Given two random variables $x,y$ uniformously distribuited on $[0,1]$, define their linear combination $k = ax + by$ with $a>b$.
By convolution, I have derived the CDF and PDF of k as follow:
$$
F(k)= \begin{cases}
\frac{k^2}{2ab} & 0\leq k\leq b \\
\frac{2k-b}{2a} & b < k\leq a \\
1-\frac{(a+b-k)^2}{2ab} & a<k\leq a+b
\end{cases}
$$
$$
f(k)= \begin{cases}
\frac{k}{ab} & 0\leq k\leq b \\
\frac{1}{a} & b < k\leq a \\
\frac{(a+b-k)}{ab} & a<k\leq a+b
\end{cases}
$$
I'm quite confindent on that PDF because by integrating it across $[0,(a+b)]$ I get 1 as a result.

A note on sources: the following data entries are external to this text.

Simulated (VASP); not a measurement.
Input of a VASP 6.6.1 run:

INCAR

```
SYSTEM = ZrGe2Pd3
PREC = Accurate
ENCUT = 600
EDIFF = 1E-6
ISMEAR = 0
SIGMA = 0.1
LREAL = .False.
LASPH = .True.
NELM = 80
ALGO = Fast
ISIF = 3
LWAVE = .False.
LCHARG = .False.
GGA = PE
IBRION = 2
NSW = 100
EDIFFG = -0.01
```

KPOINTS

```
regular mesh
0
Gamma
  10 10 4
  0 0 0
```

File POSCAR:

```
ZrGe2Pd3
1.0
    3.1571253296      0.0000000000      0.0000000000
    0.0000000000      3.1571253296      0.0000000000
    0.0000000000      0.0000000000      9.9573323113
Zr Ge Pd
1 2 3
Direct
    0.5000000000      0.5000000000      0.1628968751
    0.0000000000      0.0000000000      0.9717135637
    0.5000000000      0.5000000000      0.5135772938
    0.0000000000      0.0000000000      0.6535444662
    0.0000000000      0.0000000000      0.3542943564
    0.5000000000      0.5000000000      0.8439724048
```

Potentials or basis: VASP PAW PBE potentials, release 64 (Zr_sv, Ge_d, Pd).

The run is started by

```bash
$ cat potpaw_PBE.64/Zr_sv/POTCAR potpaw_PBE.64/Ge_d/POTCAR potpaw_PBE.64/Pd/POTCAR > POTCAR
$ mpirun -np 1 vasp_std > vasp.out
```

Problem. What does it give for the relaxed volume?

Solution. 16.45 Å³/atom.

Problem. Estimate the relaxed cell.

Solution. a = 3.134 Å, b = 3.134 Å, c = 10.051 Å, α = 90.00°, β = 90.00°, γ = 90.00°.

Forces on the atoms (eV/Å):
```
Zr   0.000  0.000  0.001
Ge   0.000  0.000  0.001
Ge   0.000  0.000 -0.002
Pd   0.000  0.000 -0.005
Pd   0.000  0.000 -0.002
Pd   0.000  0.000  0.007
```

Then I computed the PDF of the maximum order statistic of $k$ (2 draws). The formula I used is:
$$
f_1^{(2)}(k)=2f(k)F(k)
$$
Hence I obtained:
$$
f_1^{(2)}(k)= \begin{cases}
\frac{k^3}{a^2b^2} & 0\leq k\leq b \\
\frac{2k-b}{a^2} & b < k\leq a \\
\frac{(a+b-k)(a^2+b^2+k^2-2ka-2kb)}{a^2b^2} & a<k\leq a+b
\end{cases}
$$
QUESTION. I want to find the PDF of x and the expected value of x within the maximum order statistic of k.
$(x,y)$ are the characteristics of a person. And $k$ is a summatory statistics which allow to rank people. Hence the PDF of the maximum order statistic of k is the probability that someone is ranked first. I need to know the probability that a person with characteristic $"x"$ in the first r.v. is ranked first.
I thought that it was enough to replace $k = ax + by$ within $f_1^{(2)}(k)$ and then look for the marginal distribution of $x$ within $f_1^{(2)}(k(x,y))$. However it does not work. And, I think, the reason is the following (and I find it weird).
If I integrate $f_1^{(2)}(k)$ across all the domain of $k$ I obtain, as expected, 1 as a result:
$$
\int_{0}^{b} \frac{k^3}{a^2b^2}\, dk + \int_{b}^{a} \frac{2k-b}{a^2}\, dk + \int_{a}^{(a+b)} \frac{(a+b-k)(a^2+b^2+k^2-2ka-2kb)}{a^2b^2}\, dk = 1
$$
However If I replace $k = ax + by$ within $f_1^{(2)}(k)$ and I double-integrate within the domain of $x$ and $y$, I do not obtain 1. Why?
$$
\int_{0}^{1} \int_{0}^{\frac{b}{a}(1-y)} \frac{(ax+by)^3}{a^2b^2}\, dx dy+
\int_{0}^{1} \int_{\frac{b}{a}(1-y)}^{1-\frac{b}{a}} \frac{2(ax+by)-b}{a^2}\,dx dy + \int_{0}^{1} \int_{1-\frac{b}{a}}^{1} \frac{(a+b-(ax+by))(a^2+b^2+(ax+by)^2-2(ax+by)a-2(ax+by)b)}{a^2b^2}\,dx dy = \frac{1}{a}+\frac{b}{3a^2}
$$
THANKS!!!
I think I solved the problem, but I hope someone can check my solution. As BGM pointed out, $f_k(ax+by)$ is NOT the joint PDF of $(x,y)$, which are i.i.d. .
What I'm looking is simply the expected value of $x$ conditional to $(ax+by) = E[k_1^{(2)}]$, which can be denoted with $E[x|(ax+by) = E[k_1^{(2)}]]$. Let define this value, with a slight abuse of notation, $E[x_1]$.
Since $(x,y)$ are i.i.d., the PDF of $x_1$ remains uniform; however $x_1$ is no longer (necessarily) distribuited across $0,1$ i,e, the support changes. Suppose in fact that $b<E[k_1^{(2)}]$; then, the lower bound of the support of $x_1$ would be $\tfrac{E[k_1^{(2)}]-b}{a}$. Suppose instead that $a>E[k_1^{(2)}]$; then the upper bound of the support of $x_1$ is no longer $1$ but $\tfrac{E[k_1^{(2)}]}{a}$.
One can work out all the cases, depending on the parameters of the problem.